How to analyze a multi family deal with 100% financing

5 Replies

Hello all,

I’ve been investing for about 5 years in single family properties that I manage myself and decided to jump into multi families. 

My question is, is how would I calculate a deal using the cash on cash method without actually putting cash down. Say if I have a 20 unit I want to buy for $500,000 and I come in with $75,000 equity from my properties and the seller takes back $50,000. Would I use a different metric completely to analyze this type of deal? I know I need more than just one analytic to size up a property but I’m just curious. 

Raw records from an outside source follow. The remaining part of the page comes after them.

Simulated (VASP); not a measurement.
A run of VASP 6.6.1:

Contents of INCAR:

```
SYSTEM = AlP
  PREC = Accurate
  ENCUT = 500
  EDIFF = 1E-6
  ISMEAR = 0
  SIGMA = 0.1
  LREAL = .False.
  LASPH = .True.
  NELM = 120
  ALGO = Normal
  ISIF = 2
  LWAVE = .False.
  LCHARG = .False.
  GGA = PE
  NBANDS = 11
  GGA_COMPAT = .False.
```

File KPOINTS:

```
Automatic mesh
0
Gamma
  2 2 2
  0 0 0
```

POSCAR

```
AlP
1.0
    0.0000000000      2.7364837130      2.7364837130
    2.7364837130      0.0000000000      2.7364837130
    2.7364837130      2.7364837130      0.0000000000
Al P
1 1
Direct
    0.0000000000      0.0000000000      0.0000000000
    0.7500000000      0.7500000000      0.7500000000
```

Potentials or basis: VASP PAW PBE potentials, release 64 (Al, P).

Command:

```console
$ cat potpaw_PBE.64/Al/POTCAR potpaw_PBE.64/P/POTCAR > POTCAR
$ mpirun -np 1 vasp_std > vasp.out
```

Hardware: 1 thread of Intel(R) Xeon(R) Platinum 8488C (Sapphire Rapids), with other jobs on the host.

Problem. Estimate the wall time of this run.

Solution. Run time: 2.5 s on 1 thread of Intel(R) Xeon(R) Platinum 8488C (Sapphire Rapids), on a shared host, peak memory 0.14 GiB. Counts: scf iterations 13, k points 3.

Another question I have is, I know, a broad one. What kind of returns (ballpark) should I expect on a financed 20 unit property after all expenses are paid annually. A property that’s well kept of course. 

If ifs commercial multifamily you’d use a cap rate

@Joshua Simon : I sometimes "cross-capitalize" some of my properties in the way that you describe (pull money from one to pay for another.)

In your specific case, I would say that you're actually bringing 75K into the deal, not 0, so you can compute your CoC return based on the 75K going in.

Also, I would still account the borrowing cost against the property your borrowed from. So if you are borrowing 75K from property A to buy property B, reduce your "invested capital" in property A by 75K, but likewise increase the debt service of property A by whatever you're paying for the 75K.

Just think of it as a cash-out-refi of property A. You could choose to go buy a car with it, or do the smart thing and re-invest it, but it's still a cash-out refi. Since you choose to re-invest it, that 75K is now your new working capital and will be the basis for any investment you make with it.

Makes sense?

Asking about expected returns about a MFR is a little like asking what's the expected return on a stock. It kinda depends. :) If you're looking at B class properties, here are some stats.

AVERAGE cap-rates across all of the US for B class stabilized properties:

Tier 1 metros: 4.72
Tier 2 metros: 5.39
Tier 3 metros: 6.04
Avg for all metros: 5.15

Those are not good cap-rates, those are average. My gut-feel is that you should be looking to take down deals at-least 200 basis points above the average. More importantly, you should be thinking about your exit strategy. If you're going to buy and hold forever, then you care about cap-rate. If you want to sell after a fixed time-period, then you care less about caps and more about forced-appreciation, which you can do at any cap-rate.

Hope that helps!


@James Kojo

@Joshua Simon

The OP specifically states that no cash was paid and that this was all 100% financed. My interpretation is that the OP is not out any cash at all but offers the equity of another property for 75k. This is different from a cash out refi (i.e. no cash actually changes hands). The OP does not "borrow" (i.e. takes out cash) from property A to partially pay for property B.  

If this assumption is correct, then Cash on Cash can not be computed... many investors would say Cash on Cash is "infinite". I prefer the term "undefined" or "can not be calculated". The OP can however calculate ROE (return on equity) but this is a metric that's less commonly used.

Cheers... Immanuel

Thanks for the the replies. 

Basically what I am getting at is I was trying to find a different metric to calculate the properties I’m looking at because the numbers weren’t looking right. I buy properties to hold and the cash flow is my income stream so I don’t flip. 

I know of course about cap rate but I think the problem is the properties I’ve found so far just have not been good deals and were making me think I was calculating something wrong. For instance there’s a 38 unit I was looking at that would only cash flow around 20k which is just not worth my time. 

Along with that apartment there’s plenty more that I would be loosing money if I came in even close to asking price after paying the mortgage. 

@Joshua Simon I think you nailed it on the head with "not worth my time" in a 100% financing many of the standard KPIs are skewed. 

The best way to look at it is ROT: Return On Time. How much time & efforts you will need to invest in this property and how much value will it deliver in return. 

If the $/HR ratio is lower than what you expect, pass on the deal.